The Victory Lap That Wasn't
Joy was coming, but I didn't know it yet.
When I got my first agent in 2014, I wrote a blog post that felt like a victory lap for all the hard work of writing and revising a literary dystopian novel. It wasn’t my first novel, or my second. I’d written and rewritten a fantasy novel throughout college that collected a lot of quarter-slip rejections in the mail; the next one was flawed too. So when my third novel went around New York and didn’t sell, even after revisions, the agent and I parted ways in 2016. The manuscript was dead, and that blog post had aged badly. I deleted it, even though a lot of people I loved had posted encouragement and good wishes. I was so mad at myself for being naïve that I couldn’t see anything else.
But that failure was actually a beginning. If I had been going to quit, this was the time. Though it made my head a miserable place to be for a few years, I also kept floundering around, applying to conferences, getting little scholarships, rewriting, leaving stories half-written, and eventually applying to an MFA program. In the program, my head and heart healed; I resurrected my second novel and rewrote it from scratch. I finished the draft in March 2020, took a breath, and began submitting it to agents.
As dark as 2020 was, a new sense of perspective shifted my ego out of the way. I believed in the story, knew why I’d made every decision in the manuscript, and could go to the mat defending them. I had written the story for reasons bigger than me. It was a letter of faith in humans, and an ode to beauty that lives in the margins, and it was also a weirdly structured novel that I knew would appear flawed to agents. I write from a conviction that a lot of my culture’s thought problems are amplified by traditional story structures, which permeate the mindset even if most people don’t read fiction. I am never going to write a three-act arcing, climaxing, chronologically linear novel, and I’m not sorry about it, even if some readers will reject that approach. At that time, however, I’d also gained a bigger community of writers during my MFA, and I knew in my heart that someone might take a chance on this novel anyway.
Someone(s) did. And as I write this, the manuscript has made it through all the hurdles, even an important timeline problem discovered late in the copyediting process, and now the galleys are in the hands of reviewers and bookstore buyers. I am working with a publishing dream team, people who are respectful and conscientious and staggeringly good at their jobs, and I want to shine the spotlight on their work as I share what I learned at each stage of The Skin and Its Girl’s journey. I have spent my career as an independent editor on the outermost arm of the publishing galaxy for 20 years, and every week I learn something new about how the industry actually works.

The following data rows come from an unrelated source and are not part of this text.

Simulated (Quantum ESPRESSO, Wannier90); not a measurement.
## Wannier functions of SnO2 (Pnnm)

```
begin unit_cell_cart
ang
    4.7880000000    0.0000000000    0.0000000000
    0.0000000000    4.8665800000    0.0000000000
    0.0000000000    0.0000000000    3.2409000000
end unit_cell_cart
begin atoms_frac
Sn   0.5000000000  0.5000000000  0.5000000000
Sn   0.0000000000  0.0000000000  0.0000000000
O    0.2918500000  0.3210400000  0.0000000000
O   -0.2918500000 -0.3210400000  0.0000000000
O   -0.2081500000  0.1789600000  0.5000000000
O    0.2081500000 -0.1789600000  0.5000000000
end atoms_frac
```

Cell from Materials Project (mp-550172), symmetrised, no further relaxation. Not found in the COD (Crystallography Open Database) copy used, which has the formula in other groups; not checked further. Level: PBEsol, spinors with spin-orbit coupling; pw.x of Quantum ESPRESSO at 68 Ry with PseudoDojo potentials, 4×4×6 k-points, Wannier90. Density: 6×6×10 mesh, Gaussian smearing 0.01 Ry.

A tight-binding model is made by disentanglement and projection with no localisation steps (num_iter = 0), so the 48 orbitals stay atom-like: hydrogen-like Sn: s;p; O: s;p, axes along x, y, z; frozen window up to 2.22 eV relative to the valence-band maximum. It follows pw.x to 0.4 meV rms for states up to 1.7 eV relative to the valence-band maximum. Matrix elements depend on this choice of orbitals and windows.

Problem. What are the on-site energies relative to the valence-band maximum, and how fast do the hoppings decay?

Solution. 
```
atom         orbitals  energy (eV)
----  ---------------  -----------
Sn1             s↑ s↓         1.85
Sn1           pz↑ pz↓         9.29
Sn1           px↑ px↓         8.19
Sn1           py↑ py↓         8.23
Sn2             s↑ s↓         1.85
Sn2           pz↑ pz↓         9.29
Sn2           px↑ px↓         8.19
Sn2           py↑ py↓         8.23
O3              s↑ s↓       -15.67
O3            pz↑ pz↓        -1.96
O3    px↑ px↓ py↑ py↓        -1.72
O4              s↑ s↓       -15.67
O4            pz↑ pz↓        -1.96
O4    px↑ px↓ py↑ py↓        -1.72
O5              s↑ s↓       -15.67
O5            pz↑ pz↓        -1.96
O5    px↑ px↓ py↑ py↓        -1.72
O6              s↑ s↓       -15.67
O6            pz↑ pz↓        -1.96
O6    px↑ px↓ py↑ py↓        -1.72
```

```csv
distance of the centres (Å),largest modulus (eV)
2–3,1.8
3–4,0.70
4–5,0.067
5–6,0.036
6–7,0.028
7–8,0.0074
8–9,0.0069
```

A lot of people would argue that publishing, as an industry, doesn’t work. The criticisms have merit. But right now, I want to talk about what’s good, because this is the story of individuals doing their best work for the right reasons. The system is a mess, above and beyond a single industry. If you make art, you have a chance to nudge readers to practice different ways of thinking and feeling and maybe lend your little push to the gargantuan force needed to make change happen… but to do that as a writer, you need the audience as much as you need a finished manuscript. I have a chance at having that audience after 25 years of writing toward a dream, thanks to a lot of help from a publishing crew that has expertise as well as access to hyper-specific and super-important information like who buys the books for this or that major bookseller or what season gives a certain novel a better chance of success.
At the risk of sounding naïve all over again, this Substack will be a positive one—but no victory lap. There is no arrival, and no winning, just the creative and practical work of writing in the world. I hope this is a reliable and helpful inspiration. It’s also meant to be responsive: if you send a question, I’ll do my best to answer or make a post about it.
Thanks for reading, and happy creating.